On Ginza's main street and completely its own world. Freshly made seasonal wagashi, beautiful teas, and an atmosphere that makes the afternoon feel like it deserves more attention. Treat it like a destination, not a stop.


SKYLINE VIEWS & COCKTAILS

Tokyo's skyline is its own kind of spectacle. These are the two places we'd go for a drink with a view and a very good reason to stay late.

VIRTÙ

39th floor of the Four Seasons at Otemachi, Art Deco interiors, floor-to-ceiling windows over the Tokyo skyline. The cocktails play with a Paris-meets-Tokyo brief and do it brilliantly. One of Asia's 50 Best Bars. 

BAR TRENCH

The opposite of a view bar, and just as good. Tucked down a back alley near Ebisu, it's small, intimate, and feels like a discovery. The cocktails are inventive and the atmosphere is exactly what you want from a late evening in Tokyo. 


TO VISIT

There is so much more to Tokyo than eating and shopping, though we could make a strong case for doing just that. These are the places that stopped us in our tracks.

SHIBUYA SKY

360-degree views across the whole city from the top of Scramble Square. On a clear day it's breathtaking. Stay for a drink as the sun goes down and the city lights up below you.

21_21 DESIGN SIGHT

Co-founded by Issey Miyake and designed by Tadao Ando, this design museum sits partially underground in Tokyo Midtown's garden. The building alone is worth the visit. The exhibitions inside push it further.

SENSO-JI TEMPLE

Yes, everyone goes. Go anyway. Tokyo's oldest temple has an atmosphere that stops you in your tracks regardless of the crowds. Arrive early in the morning and you'll have a version of it that feels almost entirely your own.


STORES

Tokyo is one of the best cities in the world to shop, and we mean that in every sense. From archive fashion that would make your wardrobe weep with joy, to beauty products you genuinely cannot find anywhere else, it delivers. These are the places we kept coming back to.

VINTAGE & ARCHIVE

AMORE VINTAGE

Multiple locations near Omotesando and Aoyama, each with a different focus. One is dedicated entirely to Chanel. Another carries Hermès, Louis Vuitton, Dior, and Fendi. Everything is in exceptional condition. Fashion people fly to Tokyo specifically for this place.

NUIR VINTAGE

Over 5,000 pieces spanning Chanel, Louis Vuitton, Hermès, and more in Shibuya. The selection is enormous, the condition is impeccable, and the staff actually know their stuff. If bags are your thing, this is the one.

 

BEAUTY & SKINCARE

@COSME TOKYO

Japan's biggest beauty review platform, in physical form. Everything in the store has earned its place through ratings and reviews. Japanese skincare, K-beauty, international brands, all triable. Do not go in a hurry.

DON QUIJOTE

Chaotic, enormous, completely unmissable. Part drugstore, part beauty hall, part everything else. Go late at night and lean into it.

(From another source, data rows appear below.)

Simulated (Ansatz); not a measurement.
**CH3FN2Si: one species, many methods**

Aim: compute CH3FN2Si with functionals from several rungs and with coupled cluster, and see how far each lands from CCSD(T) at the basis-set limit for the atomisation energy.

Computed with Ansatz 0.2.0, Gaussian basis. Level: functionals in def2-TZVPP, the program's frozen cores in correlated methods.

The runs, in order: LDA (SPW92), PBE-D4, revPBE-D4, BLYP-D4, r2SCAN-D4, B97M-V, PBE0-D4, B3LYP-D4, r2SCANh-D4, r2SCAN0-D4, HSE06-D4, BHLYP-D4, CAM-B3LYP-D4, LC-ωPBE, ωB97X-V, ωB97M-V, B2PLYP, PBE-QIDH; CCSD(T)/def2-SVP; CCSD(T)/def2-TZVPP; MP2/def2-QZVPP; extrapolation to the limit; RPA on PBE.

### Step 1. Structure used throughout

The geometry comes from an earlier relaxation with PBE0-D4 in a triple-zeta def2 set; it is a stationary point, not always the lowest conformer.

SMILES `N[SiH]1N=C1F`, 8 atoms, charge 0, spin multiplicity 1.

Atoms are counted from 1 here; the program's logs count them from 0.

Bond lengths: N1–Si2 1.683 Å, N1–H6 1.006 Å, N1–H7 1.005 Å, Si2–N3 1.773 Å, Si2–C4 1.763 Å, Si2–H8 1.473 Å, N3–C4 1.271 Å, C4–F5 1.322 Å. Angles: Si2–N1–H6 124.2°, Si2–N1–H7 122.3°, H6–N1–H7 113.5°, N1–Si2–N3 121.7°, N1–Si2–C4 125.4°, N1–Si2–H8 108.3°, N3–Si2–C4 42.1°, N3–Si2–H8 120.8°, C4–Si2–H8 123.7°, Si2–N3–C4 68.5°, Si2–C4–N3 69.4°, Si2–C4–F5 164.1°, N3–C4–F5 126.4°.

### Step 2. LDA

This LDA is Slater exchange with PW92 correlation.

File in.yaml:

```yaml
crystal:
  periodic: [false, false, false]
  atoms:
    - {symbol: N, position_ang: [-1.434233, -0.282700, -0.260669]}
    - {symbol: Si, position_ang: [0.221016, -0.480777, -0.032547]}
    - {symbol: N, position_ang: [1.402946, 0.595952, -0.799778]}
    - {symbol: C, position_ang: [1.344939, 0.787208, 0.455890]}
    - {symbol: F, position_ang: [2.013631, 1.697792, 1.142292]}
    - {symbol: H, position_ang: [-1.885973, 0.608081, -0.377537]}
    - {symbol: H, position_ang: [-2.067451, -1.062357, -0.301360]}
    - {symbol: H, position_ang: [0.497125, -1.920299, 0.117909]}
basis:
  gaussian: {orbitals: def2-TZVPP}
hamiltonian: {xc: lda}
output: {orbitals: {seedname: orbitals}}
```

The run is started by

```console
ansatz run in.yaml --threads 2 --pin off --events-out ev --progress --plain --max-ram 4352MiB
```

A final note on area: if we had to choose one part of Tokyo to base ourselves, it would be Ginza. Sleek, central, and with more of this list on its doorstep than anywhere else. Start there.
And if there's any way to extend the trip, go to Kyoto. A different world entirely, and the place to go if you want to understand the history and culture that sits beneath everything you've experienced in Tokyo. It stays with you long after you leave.